Now if you’re thinking potato candy sounds weird, I can see where you’re coming from so I’m gonna let you know what to expect : Old Fashioned Candy Heaven. This candy is kinda in the same taste category as Fudge or Divinity. It is just that good! You won’t be disappointed!
The ingredients for this potato candy recipe are simple ones, my favorite kind!
- Peanut butter
- Confectioner’s sugar
- Vanilla (optional)
You can add a teaspoon of vanilla if you like, but you don’t have to. Y’all know I like things as simple as possible.
Substitutes You Can Try
You can also leave the peanut butter out and just roll it into balls like Mama Reed did, but oh my goodness, I love the peanut butter!
You could also use nutella or a soy butter or such if you need to substitute.
How To Make Potato Candy Step By Step Pictorial
Peel and slice your potato and cover it with water
Bring to a boil and cook until tender.
Drain your potato water and place the cooked potato in a mixing bowl.
Beat it up real good.
Add about half of your confectioner’s sugar and mix it up well again.

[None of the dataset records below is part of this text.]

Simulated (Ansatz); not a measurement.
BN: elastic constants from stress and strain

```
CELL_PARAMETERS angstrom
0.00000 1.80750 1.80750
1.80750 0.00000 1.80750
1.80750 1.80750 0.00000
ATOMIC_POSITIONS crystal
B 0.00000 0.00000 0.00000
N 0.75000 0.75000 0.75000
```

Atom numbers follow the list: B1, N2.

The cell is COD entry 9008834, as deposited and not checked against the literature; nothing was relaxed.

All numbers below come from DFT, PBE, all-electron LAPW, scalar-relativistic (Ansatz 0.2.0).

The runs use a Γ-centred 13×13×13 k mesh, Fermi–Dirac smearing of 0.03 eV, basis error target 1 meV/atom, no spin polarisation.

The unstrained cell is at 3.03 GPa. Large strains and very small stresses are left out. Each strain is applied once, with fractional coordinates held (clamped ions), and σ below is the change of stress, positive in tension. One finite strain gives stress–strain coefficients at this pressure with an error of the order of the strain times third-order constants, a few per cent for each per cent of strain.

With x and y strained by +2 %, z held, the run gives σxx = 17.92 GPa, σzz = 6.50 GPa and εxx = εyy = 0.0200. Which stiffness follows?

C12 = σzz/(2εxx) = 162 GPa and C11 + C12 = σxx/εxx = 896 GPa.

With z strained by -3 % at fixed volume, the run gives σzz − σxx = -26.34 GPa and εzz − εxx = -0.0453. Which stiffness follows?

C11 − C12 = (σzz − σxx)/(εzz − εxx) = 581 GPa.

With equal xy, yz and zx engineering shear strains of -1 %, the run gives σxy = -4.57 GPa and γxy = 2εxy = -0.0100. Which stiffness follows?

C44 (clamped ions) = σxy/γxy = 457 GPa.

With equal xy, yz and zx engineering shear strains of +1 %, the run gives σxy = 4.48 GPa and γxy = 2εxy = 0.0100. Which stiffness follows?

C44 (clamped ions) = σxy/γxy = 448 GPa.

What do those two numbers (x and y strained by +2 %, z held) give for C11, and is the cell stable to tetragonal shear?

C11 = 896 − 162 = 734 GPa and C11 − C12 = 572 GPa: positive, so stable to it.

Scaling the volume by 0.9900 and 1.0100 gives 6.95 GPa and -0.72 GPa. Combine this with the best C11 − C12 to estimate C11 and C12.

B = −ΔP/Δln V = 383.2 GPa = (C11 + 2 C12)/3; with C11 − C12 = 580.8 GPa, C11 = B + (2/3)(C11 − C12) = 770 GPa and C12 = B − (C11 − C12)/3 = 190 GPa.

Until you have a pulpy, liquidy, mess.
Dump in the rest of your sugar.
Sure you can add it “gradually” if you have all day but it’s just as good to dump it all in there and get on with making some candy.
After that second mixing, you’ll have yourself a good stiff dough, like the consistency of cookie dough, only maybe a wee bit stiffer.
My Dough for Potato Candy Is Not Like Cookie Dough, What Should I Do?
You may need to add a little more sugar, depending on the size of your potato, to get this stiff consistency.
Now, because we don’t have all the time in the world to clean our kitchens and because we want this to be as easy as possible (so we enjoy it more, of course!),
place a big old sheet of waxed paper on your countertop.
If anyone is feeling particularly technical today, I think this is like…18 inches long – ish.
*I have a strict policy against unnecessary math in my life so go with an estimate here.
Put some confectioner’s sugar on that to keep your dough from sticking like tar. Dump your blob of dough on that. You’ll have to scrape down the sides a bit to get it all.
Dust the top with some more sugar.
Roll that out until it is about a quarter of an inch.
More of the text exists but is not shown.